Although he was convinced by his "religious conversion to interactive computing" — a phrase that has been used over and over again by those who participated in the events that followed — Licklider still knew too little about the economics of computer technology to see how it might become possible to actually construct an intelligent laboratory assistant. Although he didn't know how or when computers would become powerful enough and cheap enough to serve as "thinking tools," he began to realize that the general-purpose computer, if it was set up in such a way that humans could interact with it directly, could evolve into something entirely different from the data processors and number crunchers of the 1950s. Although the possibility of creating a personal tool still seemed economically infeasible, the idea of modernizing a community-based resource, like a library, began to appeal to him. He got fired up about the idea Vannevar Bush had mentioned in 1945, the concept of a new kind of library to fit the world's new knowledge system.
"The PDP-1 opened me up to ideas about how people and machines like this might operate in the future," Licklider recalled in 1983, "but I never dreamed at first that it would ever become economically feasible to give everybody their own computer." It did occur to him that these new computers were excellent candidates for the super-mechanized libraries that Vannevar Bush had prophesied. In 1959, he wrote a book entitled Libraries of the Future, describing how a computer-based system might create a new kind of "thinking center."
The computerized library as he first described it in his book did not involve anything as extravagant as giving an entire computer to every person who used it. Instead he described a setup, the technical details of which he left to the future, by which different humans could use remote extensions of a central computer, all at the same time.

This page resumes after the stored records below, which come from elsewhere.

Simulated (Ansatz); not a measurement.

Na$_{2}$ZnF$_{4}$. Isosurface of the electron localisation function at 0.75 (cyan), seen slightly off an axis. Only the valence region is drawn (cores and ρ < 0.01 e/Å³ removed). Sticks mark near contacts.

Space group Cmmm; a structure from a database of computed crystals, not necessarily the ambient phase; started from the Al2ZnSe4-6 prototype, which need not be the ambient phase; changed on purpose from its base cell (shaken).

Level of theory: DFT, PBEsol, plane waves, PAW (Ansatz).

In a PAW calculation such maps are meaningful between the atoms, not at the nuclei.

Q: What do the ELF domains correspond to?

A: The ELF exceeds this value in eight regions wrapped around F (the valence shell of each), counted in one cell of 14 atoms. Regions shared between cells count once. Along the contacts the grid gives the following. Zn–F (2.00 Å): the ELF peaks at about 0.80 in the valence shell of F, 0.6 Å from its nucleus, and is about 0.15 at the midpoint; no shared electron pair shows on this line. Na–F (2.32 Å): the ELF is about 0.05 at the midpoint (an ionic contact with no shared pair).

After he wrote the book, during the exhilarating acceleration of research that began in the post-Sputnik era, Licklider discovered what he and others who were close to developments in electronics came to call "the rule of two": Continuing miniaturization of its most important components means that the cost effectiveness of computer hardware doubles every two years. It was true in 1950 and it held true in 1960, and beyond even the wildest imaginings of the transistor revolutionaries, it was still true in 1980. A small library of books and articles have been written about the ways this phenomenon has fueled the electronics revolution of the past three decades. It looks like it will continue to operate until at least 1990, when personally affordable computers will be millions of times more powerful than ENIAC.
Licklider then started to wonder about the possibility of devising something far more revolutionary that even a computerized library. When it began to dawn on him that this relentlessly exponential rate of growth would make computers over a hundred times as powerful as the PDP-1 at one tenth the cost within fifteen years, Licklider began to think about a system that included both the electronic powers of the computer and the cortical powers of the human operator. The crude interaction between the operator and the PDP-1 might be just the beginning of a powerful new kind of human-computer partnership.
A new kind of computer would have to evolve before this higher level of human-machine interaction could be possible. The way the machine was operated by people would have to change, and the machine itself would have to become much faster and more powerful. Although he was still a novice in digital computer design, Licklider was familiar with vacuum tube circuitry and enough of an expert in the hybrid discipline of "human factors engineering" to recognize that the mechanical assistant he wanted would need capabilities that would be possible only with the ultrafast computers he foresaw in the near future.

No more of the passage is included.